ARUSHA, Tanzania (AFP) - The UN war crimes court for Rwanda has convicted a Roman Catholic priest, the first it has tried, of genocide and sentenced him to 15 years for his role in the 1994 mass killings.
The International Criminal Tribunal for Rwanda (ICTR) found Father Athanase Seromba guilty on two of four counts he faced in connection with the genocide in which some 800,000 people, mainly minority Tutsis and moderate Hutus, died.
"The chamber finds you guilty of genocide and extermination and sentences you to a single term of 15 years in prison," chief judge Andresia Vaz said, reading the verdict of the three-member panel on Wednesday.
He was acquitted on lesser counts of complicity to commit genocide and incitement to commit genocide, the court said.
Seromba, a 43-year-old Hutu, had pleaded not guilty to the charges that stemmed notably from the destruction of his parish church in the western town of Nyange where some 2,000 Tutsi faithful had sought shelter in April 1994.
He was accused of ordering the church levelled by bulldozers, which led to the deaths of all inside, and instructing radical Hutu militia to shoot Tutsis who tried to flee the carnage.

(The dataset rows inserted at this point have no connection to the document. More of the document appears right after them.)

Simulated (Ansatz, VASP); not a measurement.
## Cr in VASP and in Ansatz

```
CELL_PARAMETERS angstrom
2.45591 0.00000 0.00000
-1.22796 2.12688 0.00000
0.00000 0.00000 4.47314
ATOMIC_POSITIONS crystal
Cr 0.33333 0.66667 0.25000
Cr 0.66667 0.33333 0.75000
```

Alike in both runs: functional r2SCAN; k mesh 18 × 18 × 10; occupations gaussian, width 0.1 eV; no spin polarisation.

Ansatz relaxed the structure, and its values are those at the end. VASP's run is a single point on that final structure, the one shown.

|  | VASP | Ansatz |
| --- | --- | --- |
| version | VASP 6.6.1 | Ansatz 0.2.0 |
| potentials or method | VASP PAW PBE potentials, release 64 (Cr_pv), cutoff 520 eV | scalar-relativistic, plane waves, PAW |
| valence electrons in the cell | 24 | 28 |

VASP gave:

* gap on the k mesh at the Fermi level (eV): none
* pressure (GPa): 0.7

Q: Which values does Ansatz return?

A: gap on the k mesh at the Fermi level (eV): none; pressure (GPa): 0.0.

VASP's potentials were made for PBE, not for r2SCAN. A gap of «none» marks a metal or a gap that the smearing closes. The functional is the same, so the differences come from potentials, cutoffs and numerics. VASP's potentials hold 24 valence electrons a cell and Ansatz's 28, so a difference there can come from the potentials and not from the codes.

Seromba had claimed he was a simple parish priest and powerless to stop the killing but prosecutors had called for the priest to be given the court`s maximum sentence of life in prison.
The judges found that while Seromba had not personally ordered the church destroyed, he had approved a decision by local authorities to do so.
"By his proven gestures, he contributed in a substantial way," the judges said.
The defense had complained that Seromba was prosecuted only because he is a priest and had noted he voluntarily surrendered in 2002 after fighting a lengthy battle against extradition, so that justice could be done.
The trial, which began in September 2004, has been dogged by delays and controversy, including an unsuccessful defense challenge to remove the judges hearing the case for alleged bias in May.
Seromba was the first Catholic priest to face genocide charges before the ICTR, although the trial of a second, Father Emmanuel Rukundo, a former army chaplain in northern Rwanda, began in mid-November.
A third has yet to begin.
Several other clergymen and women have been tried by the ICTR and in Rwandan and foreign courts in connection with the genocide.
Last week, another cleric, Adventist pastor Elizaphan Ntakirutimana, who was convicted by the ICTR and sentenced to 10 years in prison, became the first court`s first convict to be released after serving his time.
Formed in late 1994, the Arusha-based tribunal has so far has tried 32 people, including Seromba, accused of orchestrating or carrying out the genocide, convicting 27 and acquitting five.